The Mouth as a Lethal Weapon

November 15, 2013 by  
Filed under Detraction, Gossip, Patti Armstrong

We have all done it–said too much or said the wrong thing and regretted it later. Too often, opening our mouths releases gossip, complaints, or destructive words. Our tongue is a concealed weapon–the most lethal. “Do not fear those who kill the body but are unable to kill the soul; but rather fear Him who is able to destroy both soul and body in hell.” (Matthew 10:28). A gun or knife can wound the body, but inflicts no damage on the soul, yet the tongue can mortally wound it.

In theory, it would seem easy to control our tongue. It’s small and even can be kept locked up simply by shutting our mouths. Yet, for something that weighs so little, it so often weighs us down in sin.

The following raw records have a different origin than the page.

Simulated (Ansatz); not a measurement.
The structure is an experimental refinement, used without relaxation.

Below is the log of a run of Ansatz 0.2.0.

for post on the mouth as a lethal weaponTalking is one of those things that we should quit while we are ahead. “In a multitude of words, sin is not lacking” (Proverbs 10:19). I am often guilty of this so I am not pointing fingers. I think women are especially vulnerable because we tend to be sociable and innately talk more than men–not that men can’t also wag a mean tongue.

Our tongues often seem to have a mind of their own and before we know it, we’ve blurted out too much information or something better left unsaid. Sometimes we mask gossip as concern–I’m really worried about her…. or excuse it as a need to vent or confide in someone. In reality, speaking poorly of someone disrespects their human dignity.

And yet, in the confessional, we need to acknowledge that we have sinned. I’ve heard some people say that as long as it’s true, it’s not really gossip. Or others know about it anyways, so it’s okay to repeat. But God reads what is in our hearts. If we do not have a valid reason to let someone know about something–information that they need to know to prevent a problem–then spreading scandal or reporting on bad behavior is simply not our God-given task. For me, I use the standard that if I won’t say it in front of the person or want them to know I said it, then I should not say it at all. Or, consider if you would mind if someone was speaking the same way about you, would you mind?

The Power of Words

Here are some common ways that our words get us into trouble.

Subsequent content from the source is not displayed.